By Jason KUROSU
The Montrose Shopping Park Association held a merchants’ meeting at the Sparr Heights Community Center Monday night, attended not only by Montrose merchants but also by Glendale city officials. While the MSPA holds regular monthly meetings, this occasion brought together merchants who may have not attended the intimate meetings held at Ocean View Bistro on the first Thursday of every month at 8 a.m.
“We’re here not only for you to get to know the board members and city officials,” said MSPA President Ken Grayson, “we also want fellow businesses to get to know each other.”
Attendees received a run-through of who the MSPA is and what they’re about with a slideshow narrated by MSPA Executive Director Dale Dawson. Dawson guided the attendees through the ins and outs of being in a Business Improvement District (BID) and how assessment funds are used by the MSPA.
Dawson also defined the MSPA as “a merchants’ organization dedicated to the promotion of business within the Montrose Shopping Park.” Dawson also described the MSPA’s goal as “to promote the entire town of Montrose, more specifically the Montrose Shopping Park, and to make it a destination for shoppers.”
How exactly the MSPA promotes local business was the central portion of the slideshow in which Dawson cycled through the MSPA’s many promotional events (events which contributed to what Dawson called FRIENDRAISING rather than fundraising), including the weekly Harvest Marketplace, the Montrose Christmas Parade, arts and crafts shows, car shows, film festivals and others, while also showing, through a series of pie charts, how those events are funded and where those funds come from. As for where member assessment funds went, most of it went to seasonal events and advertising and promotion for those events, as well as non-seasonal advertising and cable television.
“Every dollar of your assessment money goes to promote the activities and events and the advertising to bring people into town,” Dawson said to the merchants in attendance.

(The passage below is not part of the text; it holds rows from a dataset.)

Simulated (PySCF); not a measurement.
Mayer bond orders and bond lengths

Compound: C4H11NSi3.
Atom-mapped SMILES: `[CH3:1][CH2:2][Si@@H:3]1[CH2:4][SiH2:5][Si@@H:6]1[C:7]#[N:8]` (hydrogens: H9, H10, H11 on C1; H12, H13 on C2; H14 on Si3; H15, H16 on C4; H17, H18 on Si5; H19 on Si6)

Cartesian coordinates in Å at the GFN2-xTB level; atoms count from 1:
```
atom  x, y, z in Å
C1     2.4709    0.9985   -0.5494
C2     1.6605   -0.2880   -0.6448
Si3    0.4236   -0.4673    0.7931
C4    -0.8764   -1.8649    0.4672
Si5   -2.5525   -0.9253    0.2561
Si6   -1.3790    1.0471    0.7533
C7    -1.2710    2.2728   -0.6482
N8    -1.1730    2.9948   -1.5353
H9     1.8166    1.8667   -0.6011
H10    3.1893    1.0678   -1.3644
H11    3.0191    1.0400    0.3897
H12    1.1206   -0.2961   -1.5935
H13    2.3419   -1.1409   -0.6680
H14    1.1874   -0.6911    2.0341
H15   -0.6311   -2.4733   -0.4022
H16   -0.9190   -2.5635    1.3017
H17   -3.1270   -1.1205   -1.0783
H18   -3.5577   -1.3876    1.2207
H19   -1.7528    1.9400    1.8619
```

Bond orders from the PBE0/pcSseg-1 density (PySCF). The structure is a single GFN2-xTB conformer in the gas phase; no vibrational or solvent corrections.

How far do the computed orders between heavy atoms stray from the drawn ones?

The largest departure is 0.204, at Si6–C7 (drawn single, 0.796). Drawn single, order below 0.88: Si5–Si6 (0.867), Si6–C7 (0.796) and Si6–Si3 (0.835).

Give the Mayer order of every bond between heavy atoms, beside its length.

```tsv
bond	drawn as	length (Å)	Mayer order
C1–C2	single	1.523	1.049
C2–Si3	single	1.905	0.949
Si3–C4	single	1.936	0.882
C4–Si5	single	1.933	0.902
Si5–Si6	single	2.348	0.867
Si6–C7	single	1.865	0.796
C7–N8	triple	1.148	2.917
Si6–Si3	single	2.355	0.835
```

The member assessment expenditures come to a total of $120,000 for 2012, about a third of the annual MSPA budget. The remainder of the budget comes from the profits of the Harvest Marketplace and the Arts and Crafts shows, along with filming production revenues.
The MSPA’s plans for the immediate future were also part of the slideshow, many of which were additional promotional ideas such as revamping the MSPA website and the introduction of new advertising campaigns and a newsletter among other things.
After the slideshow was a question and answer segment in which merchants could bring up their concerns, many of which involved parking spaces and the availability of parking for both customers and employees. Director of Glendale Public Works Steven Zurn was in attendance and suggested that there may be another meeting in the future specifically and entirely to address merchants’ parking concerns.
“It is our hope that when you leave here,” said Dawson at the conclusion of the slideshow, “that you will feel more connected and better informed about the association of which you are a member than you ever have before.”